The 8 pictures below represent a 1 sec audio sample (some singing bowl).
k=8m+0, +5dB, 12% ![]() |
k=8m+1, +10dB, 21% ![]() |
k=8m+2, +12dB, 26% ![]() |
k=8m+3, +8dB, 16% ![]() |
k=8m+4, +2dB, 8% ![]() |
k=8m+5, -2dB, 5% ![]() |
k=8m+6, -1db, 6% ![]() |
k=8m+7, 0dB, 7% ![]() |
First, the audio sample is decoded at 48 kHz, split into 2048 overlapping frames with 2048 samples each, each frame X[0..N-1]
is analyzed with DCT: Y[0..N-1] = DCT[X] = DFT[X[0..N-1],X[N-1..0]]
. The result is a more or less standard spectrogram. Colors correspond to the A-G notes.
From the DCT’s point of view, each frame is a sum of Y[k]*cos(2pi*k*t/N)
waves, where Y[k]
are real amplitudes and k
are frequencies (and N=2048
). This is what happens when we select only k=2m
or k=8m+5
frequencies:
The spectrograms are rendered with dynamic range of 40 dB, meaning that amplitudes smaller than 1% of the max amplitude won’t be visible. Displaying only k=8m+5
frequencies reveals that there is a lot of relatively quiet sound there.

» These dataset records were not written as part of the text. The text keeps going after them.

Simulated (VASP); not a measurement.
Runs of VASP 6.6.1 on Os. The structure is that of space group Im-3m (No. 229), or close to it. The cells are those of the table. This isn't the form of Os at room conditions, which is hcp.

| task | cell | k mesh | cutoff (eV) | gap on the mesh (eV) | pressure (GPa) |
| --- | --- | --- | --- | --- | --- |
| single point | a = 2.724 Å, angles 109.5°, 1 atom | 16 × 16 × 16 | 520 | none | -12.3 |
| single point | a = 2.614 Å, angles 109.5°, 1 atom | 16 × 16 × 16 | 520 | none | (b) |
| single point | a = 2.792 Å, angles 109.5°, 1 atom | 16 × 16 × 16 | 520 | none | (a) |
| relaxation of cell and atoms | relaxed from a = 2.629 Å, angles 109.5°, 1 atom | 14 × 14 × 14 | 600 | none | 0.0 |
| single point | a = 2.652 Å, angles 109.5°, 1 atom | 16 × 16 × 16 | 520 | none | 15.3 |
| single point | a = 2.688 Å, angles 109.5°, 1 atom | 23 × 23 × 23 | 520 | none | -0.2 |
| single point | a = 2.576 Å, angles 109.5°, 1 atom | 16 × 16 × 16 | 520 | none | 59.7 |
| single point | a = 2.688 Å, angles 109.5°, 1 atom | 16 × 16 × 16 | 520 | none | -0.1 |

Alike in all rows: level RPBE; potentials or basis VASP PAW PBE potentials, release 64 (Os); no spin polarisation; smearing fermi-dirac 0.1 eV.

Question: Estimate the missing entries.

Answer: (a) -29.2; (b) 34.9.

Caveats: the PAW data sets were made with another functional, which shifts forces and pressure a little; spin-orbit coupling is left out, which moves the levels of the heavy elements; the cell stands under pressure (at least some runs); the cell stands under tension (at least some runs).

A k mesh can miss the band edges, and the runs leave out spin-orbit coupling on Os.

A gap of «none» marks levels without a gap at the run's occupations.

The last trick is squaring the amplitudes and applying the inverse DCT. The idea is that all the k=8m+5
cosine waves can be combined back into a time-domain signal. This corresponds to convolving the original signal with a certain kernel. Each cosine wave is colored according to its frequency, so their sum appears quite colorful:
This procedure can be repeated for each remainder k=8m+r
, r=0..7
, producing 8 pictures. Cosine waves are symmetric (even), so they look better in polar coordinates, as shown above. The sum of squared amplitudes corresponds to weight of each picture, e.g. if the total sum A[0]^2+...A[N-1]^2 = 1
, then sum A[8m+2]^2 = 0.26
, so the third picture contributes 1/4 to the total.